In those early days, VANOC’s then-small organizing committee of about 50 people became aware, through the Olympic grapevine, of occupational injuries and fatalities in previous Games in other countries.

“Athens had had double digit deaths in the putting on of their Olympic games, which is something we really did not want to see happen in our Games,” says Donna Wilson, executive vice-president of workforce and sustainability at VANOC.

Committee members set out to create a worker health and safety program. For starters, they wanted to learn safety tips and lessons from past Olympics.

They found none.

“It was shocking to realize there was nothing there,” says Wilson. “We were looking for trends, statistics, and got a little bit from Sydney of 2000 but it was not complete. We were unable to find anything else.”

Meanwhile, two major construction projects were in the works. VANOC workers would build the Whistler Sliding Centre, as well as the Whistler Nordic Centre for cross-country skiing, ski jumping, biathlon and Nordic combined competitions. 

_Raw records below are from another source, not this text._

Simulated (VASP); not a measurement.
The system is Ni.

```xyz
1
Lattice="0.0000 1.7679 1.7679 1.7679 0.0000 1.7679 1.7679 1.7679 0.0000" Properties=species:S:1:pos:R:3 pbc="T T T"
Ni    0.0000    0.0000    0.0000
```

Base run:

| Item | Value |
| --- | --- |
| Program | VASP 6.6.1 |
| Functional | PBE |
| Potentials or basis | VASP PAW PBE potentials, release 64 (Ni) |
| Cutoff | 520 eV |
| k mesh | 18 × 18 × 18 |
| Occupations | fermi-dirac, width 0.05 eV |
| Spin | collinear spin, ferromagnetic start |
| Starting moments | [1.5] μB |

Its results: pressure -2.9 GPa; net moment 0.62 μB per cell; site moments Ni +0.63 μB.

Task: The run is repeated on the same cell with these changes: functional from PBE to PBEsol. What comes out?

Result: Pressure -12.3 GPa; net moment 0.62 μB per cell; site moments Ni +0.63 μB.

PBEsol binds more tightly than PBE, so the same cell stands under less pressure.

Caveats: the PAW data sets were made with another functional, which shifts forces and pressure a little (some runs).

A separate group, VANOC’s overlay department, would eventually erect the various temporary structures needed for the Olympics, including podiums, generators, scaffolding, camera platforms for the media, stages for the awarding of medals, trailers, thousands of metres of cable and fencing, hundreds of tents, as well as dining halls, warming areas and thousands of seats in temporary grandstands.

As on any grand-scale construction site, there would be hazards. Some people would work with cranes, electrical equipment, mobile equipment, or on scaffolds up to 200 feet high.

The Olympics also have office workers responsible for web development, public relations and other tasks. Their workstations and practices, too, must comply with health and safety regulations.

VANOC needed to minimize hazards and ensure adequate safety training for everyone — no exceptions. Management wanted to create a safety culture among its staff, contractors, subcontractors and volunteers. This workforce would come from varying work backgrounds, some from other jurisdictions with different safety laws and practices.

“We knew we needed to do something different to set ourselves up to potentially have the safest Games ever,” says Wilson.